Question: r2 correlation interpretation snp in plink pruning
1
Floris Brenk970 wrote:

Hi all,

Plink has the function "Linkage disequilibrium based SNP pruning" which is --indep 50 5 2 where the 2 stands for the vif threshold (VIF is 1/(1-R^2)) which means in this case r2 = 0,50.

So Linkage disequilibrium is the non-random association of alleles. I'm a bit strugling what for example an r2 of 0.5 means and how plink calculates this. Does 0.5 just mean a correlation of 0.5 between two snps? Can anyone explain to me a bit more what this 0.5 actually mean in real numbers. For example when I have 100 samples how many snps need to be in perfect LD to reach a r2 of 0.5?
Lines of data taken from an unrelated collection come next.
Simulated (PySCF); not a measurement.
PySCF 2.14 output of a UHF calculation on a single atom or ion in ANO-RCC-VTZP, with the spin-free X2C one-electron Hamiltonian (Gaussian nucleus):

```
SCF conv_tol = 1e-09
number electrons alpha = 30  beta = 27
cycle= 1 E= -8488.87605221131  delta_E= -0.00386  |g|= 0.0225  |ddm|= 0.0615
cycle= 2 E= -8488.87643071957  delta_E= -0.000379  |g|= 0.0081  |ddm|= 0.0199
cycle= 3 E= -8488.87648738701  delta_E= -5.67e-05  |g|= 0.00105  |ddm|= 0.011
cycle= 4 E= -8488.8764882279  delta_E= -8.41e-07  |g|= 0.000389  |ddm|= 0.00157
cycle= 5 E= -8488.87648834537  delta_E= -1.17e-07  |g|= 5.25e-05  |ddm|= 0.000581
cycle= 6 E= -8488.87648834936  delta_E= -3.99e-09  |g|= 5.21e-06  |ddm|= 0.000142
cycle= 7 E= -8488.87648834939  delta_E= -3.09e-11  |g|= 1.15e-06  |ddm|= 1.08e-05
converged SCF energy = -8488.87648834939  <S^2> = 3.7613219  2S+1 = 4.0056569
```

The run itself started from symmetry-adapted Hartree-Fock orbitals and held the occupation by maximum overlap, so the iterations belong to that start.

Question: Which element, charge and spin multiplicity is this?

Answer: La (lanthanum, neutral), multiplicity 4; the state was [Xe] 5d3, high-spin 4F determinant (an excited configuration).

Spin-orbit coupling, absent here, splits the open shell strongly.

pruning r2 plink snp • 6.7k views
modified 6.6 years ago by chrchang5237.6k • written 6.6 years ago by Floris Brenk970
4
chrchang5237.6k wrote:

It's the squared correlation coefficient between the 0/1/2 allele counts.  I.e. ((Cov(marker 1 allele counts, marker 2 allele counts))^2) / (Var(marker 1 allele counts) * Var(marker 2 allele counts)).

The "number of SNPs in perfect LD" required depends on the exact distribution of allele counts for each marker; for example, if both markers have empirical MAF 0.01, even 99 samples in "perfect LD" is not enough to guarantee r^2 >= 0.5.